EVERGLADES NATIONAL PARK - Not far from where the tram full of tourists glimpsed an alligator lurking among saw grasses, a guide dared them to wade knee deep into the swampy, dark water surrounding them.
"Is she serious? Are you going to go in?" Kathy Nubling asked her husband, Al, not budging. Deciding they were supposed to be adventurous, the California couple bared their feet and stepped into the water.
The Everglades has never been a glamorous vacation spot. Despite efforts to promote the wetland as an eco-tourism destination, the inhospitable scenery keeps many tourists at Florida's more popular beaches and theme parks.
As if mosquitoes and smothering humidity weren't enough to tarnish the park's image, decades of development and pollution have swallowed more than 5,000 square miles, half of the original wetlands. The changes wiped out some of the wildlife and surroundings that would be among the park's biggest attractions.
An $8.4-billion restoration project, now under way after years of planning, aims to reverse some of that damage. State officials hope the plan - billed as the world's largest environmental restoration project - will lure more tourists to discover the rare wilderness.
"People who live in Indiana will scrimp and save because they want to make sure they take their kids to see the Grand Canyon. I hope with this kind of investment, people in Indiana will scrimp and save so they can make sure their kids have seen the Everglades," Florida Department of Environmental Protection Secretary David Struhs said.
Everglades National Park is the largest national park east of the Rocky Mountains, covering 1.5-million acres. More than a million people visit its sawgrass prairies, mangrove shorelines and cypress forests each year, but that number is a fraction of the more than 75-million vacationers who came to Florida last year.

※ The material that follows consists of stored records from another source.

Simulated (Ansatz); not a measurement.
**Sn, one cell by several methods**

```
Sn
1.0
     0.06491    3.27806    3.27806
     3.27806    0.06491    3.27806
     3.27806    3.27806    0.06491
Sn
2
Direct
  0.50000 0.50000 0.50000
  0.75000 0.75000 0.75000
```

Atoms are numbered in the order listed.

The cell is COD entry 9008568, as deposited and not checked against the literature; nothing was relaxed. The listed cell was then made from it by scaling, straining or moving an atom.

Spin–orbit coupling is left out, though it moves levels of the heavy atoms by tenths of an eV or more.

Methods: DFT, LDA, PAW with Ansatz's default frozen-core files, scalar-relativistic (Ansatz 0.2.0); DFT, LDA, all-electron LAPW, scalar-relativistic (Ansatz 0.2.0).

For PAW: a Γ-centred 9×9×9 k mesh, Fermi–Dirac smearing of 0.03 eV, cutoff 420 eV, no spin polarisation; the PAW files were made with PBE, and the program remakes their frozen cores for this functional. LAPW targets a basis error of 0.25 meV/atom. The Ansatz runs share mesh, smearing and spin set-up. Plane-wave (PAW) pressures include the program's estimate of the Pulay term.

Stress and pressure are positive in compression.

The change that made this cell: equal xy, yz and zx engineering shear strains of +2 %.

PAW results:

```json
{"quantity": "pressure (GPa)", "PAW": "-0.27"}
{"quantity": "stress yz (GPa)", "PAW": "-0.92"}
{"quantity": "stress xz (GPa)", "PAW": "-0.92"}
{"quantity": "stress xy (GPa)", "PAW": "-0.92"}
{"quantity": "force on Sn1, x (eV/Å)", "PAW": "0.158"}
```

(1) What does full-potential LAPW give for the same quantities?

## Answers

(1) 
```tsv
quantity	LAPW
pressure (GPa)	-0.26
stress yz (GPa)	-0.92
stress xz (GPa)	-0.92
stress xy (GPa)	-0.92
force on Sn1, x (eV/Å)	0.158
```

It doesn't help that Everglades National Park is recognized as the nation's most threatened. More than a dozen species are endangered, making it difficult for visitors to snap pictures of many of them, including the Florida panther, West Indian manatee and red-cockaded woodpecker. The panther remains the most elusive; researchers estimate only 75 roam the marshland.
While hunters started abusing the Everglades in the late 1800s, the worst disruptions started in the 1940s, when developers began carving the marshland with roads for subdivisions and canals to control flooding.
Tour guides recognize that many visitors understand little about the complicated ecosystem and spin tales that make it relevant, at least for Floridians.
As the tourists marveled at Kathy and Al Nubling and the few brave others who stepped into the muck, a tour guide reaches in and pulls up some slimy, dark algae called periphyton, which is eaten by fish and snails and serves as the base of the Everglades food chain. The algae supports more biodiversity than anywhere else in North America. The water supplies a region with 6-million people.
"The water that you're looking at is the water you used to brush your teeth and take a bath last night in South Florida," guide Shirley McBride tells them.